Night time fishing has got t be my absolute favorite. Only get a few crappie if you are lucky over here in NW Ohio at night, but i do get out every once in a while. My home town has some hogs if you get lucky. You ever come across any walleye at dusk on New Loundon reservoir laynhardwood? Or Norwalk? Willard? I can watch them cruise through after dark over at Willard, but have a heck of a time getting them to bite.


----------



## AtticaFish (Nov 23, 2008)

I'd be more than willing to head your way and meet up on an ice trip...............


----------



## laynhardwood (Dec 27, 2009)

New London is good in the witching hour before dark for walleye. It is tougher after dark. I was catching monster smallies in new London this year though and that was awesome


----------



## Daego Doug (May 31, 2009)

Jim sounds like a good idea all around.I would be in


----------



## RedJada (Jun 21, 2009)

If you guys do an inland lake. I would be happy to sit shore side and offer some warm food and drink of some sorts. I would need a couple days notice though.

Never iced fished, dont really trust the ice. mrphish42 wanted to take us out and we probably would have went with him....


----------



## Ruminator (Apr 6, 2004)

Hi Doug, man its been a while!

Yea, God bless Jon.
If you'd like to go out sometime Patrick we can get you out when there is far more good ice than necessary. Like last year we had 9"+.

Not that I don't also like your idea. I was also thinking about exactly that in my post #25 above.
I have a pop-up canopy that I bought the sidewalls for.  I know we could do a great Ice Outing with nice hot Chili and sides, coffee, donuts, etc.


----------



## Jon Yenulonis (Feb 9, 2014)

I am always looking for a few ice fishing comrades. I would most probably be in, depending on my schedule, etc.

On a side note. I was up on Mosquito late last year and there were a couple of kids walking around with a sled set up with a couple thermoses of Hot Cocoa and coffee. I am guessing they were selling it, and I don't know the details, but they were made a lot of stops!

Jon


----------



## Ruminator (Apr 6, 2004)

Hi Jon! 
It brings a smile to my face when I see enterprising young people. 
Exerting some creativity and working to make some money, we need more youth with that kind of thinking.


----------



## laynhardwood (Dec 27, 2009)

I saw those kids last year off the cemetery in the community hole. They probably made a nice chunk of change I was moving areas when I saw them or I would have bought some hot chocolate.


----------



## Erieangler51 (Sep 24, 2012)

I never seen them out there last year, Although most trips I was in the shanty catching fish and keeping to myself. I never fished with the crowd I was always out of it. Had some real good days out there last year. Looking forward to another good year up there. Going to focus more there this year, [







ATTACH=full]194973[/ATTACH]


----------



## Ruminator (Apr 6, 2004)

Very nice catches! I can see why you'd target it more.


----------



## Erieangler51 (Sep 24, 2012)

Thanks. Didn't get out there a whole lot last year. Stayed local more with work but the 10 or so trips there always produced some eyes and good numbers of crappies. I also spent a lot of time on Lake Erie hard to get away from there.


----------



## Ruminator (Apr 6, 2004)

I'm sure it would be hard to get away from Lady Erie!
I'm hearing her siren song myself...


----------



## Erieangler51 (Sep 24, 2012)

It's a blast up there. Rising the quads out 3-9 miles and settin shop up. I keep trying to get a few buddies to go up but haven't convinced them yet. They're not big into ice fishing from the start let alone 9 miles out on Lake Erie.

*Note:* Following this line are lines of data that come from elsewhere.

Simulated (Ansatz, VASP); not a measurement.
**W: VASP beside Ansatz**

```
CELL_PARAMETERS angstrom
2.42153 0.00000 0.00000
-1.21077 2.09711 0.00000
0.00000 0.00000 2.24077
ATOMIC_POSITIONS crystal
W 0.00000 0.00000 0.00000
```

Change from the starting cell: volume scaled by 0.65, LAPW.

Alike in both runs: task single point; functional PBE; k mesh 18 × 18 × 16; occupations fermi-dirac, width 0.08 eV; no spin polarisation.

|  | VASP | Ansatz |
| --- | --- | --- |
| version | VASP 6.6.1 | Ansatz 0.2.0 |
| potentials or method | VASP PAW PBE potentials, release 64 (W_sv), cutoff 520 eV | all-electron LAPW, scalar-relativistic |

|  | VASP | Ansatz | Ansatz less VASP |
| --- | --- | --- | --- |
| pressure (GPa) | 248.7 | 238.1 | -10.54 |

Even after showing them this 32" I got 2 years ago still can't convince them, it gets me pumped up every time I look at the pic. 


I'd say for a get together skeeter would be a good option.


----------



## fishdealer04 (Aug 27, 2006)

Erieangler51 said:


> It's a blast up there. Rising the quads out 3-9 miles and settin shop up. I keep trying to get a few buddies to go up but haven't convinced them yet. They're not big into ice fishing from the start let alone 9 miles out on Lake Erie.
> View attachment 194977
> 
> 
> ...


Gets me excited seeing pictures like that! I can't wait to be back up there ice fishing. Just something about pulling a walleye through the ice that gets my blood pumping much more than from the boat.


----------